Limit on bad loans to boost the local market

Mar 29th at 10:41
29-03-2016 10:41:34+07:00

Limit on bad loans to boost the local market

The circular limiting sub-prime loans for securities trading will make the local market healthier, said Đỗ Bảo Ngọc, a senior stock expert from MBS securities company.


Ngọc said Circular 07/2016/ TT-BTC, effective on March 15, stopped securities companies and investors from using third-party loans between them and banks for margin trading in order to limit investment risk.

Prime loans were the margin lending between securities companies and investors, allowed by the State Securities Commission and the Stock Exchange, accounting for 80 per cent of the total margin loans while the sub-prime margin were those under which securities firms used their own money and investors' money as a deposit to take loans from banks.

Prime loans are handled by big securities companies with good capital, equity, bond deposit took advantage in using large-scale lending.

Most of the small securities with lower financial potential took the sub-prime margin to attract more investors.

Some small securities firms let their investors use margin trading with stocks that were not included in the permitted list and offered loans of more than 50 per cent.

A securities leader told the financial website tinnhanhchungkhoan.com that some banks whose securities company are a subsidiary, did not ask for a deposit before lending.

Cash flow won't change

Ngọc said the circular only changed the disbursement mechanism for sub-prime loans but would not influence the cash flow of the market much.

Under the circular, brokers must withdraw their collateral at the bank while investors must close their account and have no more disbursement from the bank. Ngọc said in this case some investors had to sell their mortgage securities to finish their obligations with the banks.

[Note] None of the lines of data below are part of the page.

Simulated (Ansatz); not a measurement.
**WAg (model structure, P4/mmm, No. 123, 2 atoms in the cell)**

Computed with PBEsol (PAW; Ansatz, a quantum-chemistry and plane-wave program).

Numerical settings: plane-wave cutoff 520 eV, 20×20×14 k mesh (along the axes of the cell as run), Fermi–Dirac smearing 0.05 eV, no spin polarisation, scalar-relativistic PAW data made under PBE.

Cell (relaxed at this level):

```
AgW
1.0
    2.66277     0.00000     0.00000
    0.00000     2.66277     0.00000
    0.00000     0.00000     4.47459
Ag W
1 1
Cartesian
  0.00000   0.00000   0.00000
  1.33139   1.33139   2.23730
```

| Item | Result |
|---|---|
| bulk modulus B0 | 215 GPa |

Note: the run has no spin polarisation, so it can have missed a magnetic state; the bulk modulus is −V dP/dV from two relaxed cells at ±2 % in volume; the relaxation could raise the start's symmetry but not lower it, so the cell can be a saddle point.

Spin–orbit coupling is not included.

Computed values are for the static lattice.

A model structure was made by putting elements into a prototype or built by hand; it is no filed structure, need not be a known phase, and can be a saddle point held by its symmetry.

He said though the movement could limit cash flow in the market, while on the other hand, increased the supply of stocks, giving more chances for other investors.

Ngọc said the limitation of sub-prime loans could not cause any technical correction to the market as sub-prime loans only accounted 20 per cent of the total margin and would be closed between one and three months.

Different from a margin call which immediately demanded an investor to deposit additional money or securities to retain their account, the circular would allow investors to decide their selling between two weeks and a month as minimum. Thus, it would not create net selling in the market, MBS's official said.

The circular is expected to make local investors to turn back to the prime margin loans, investing in blue chips thus boosting the local stock market.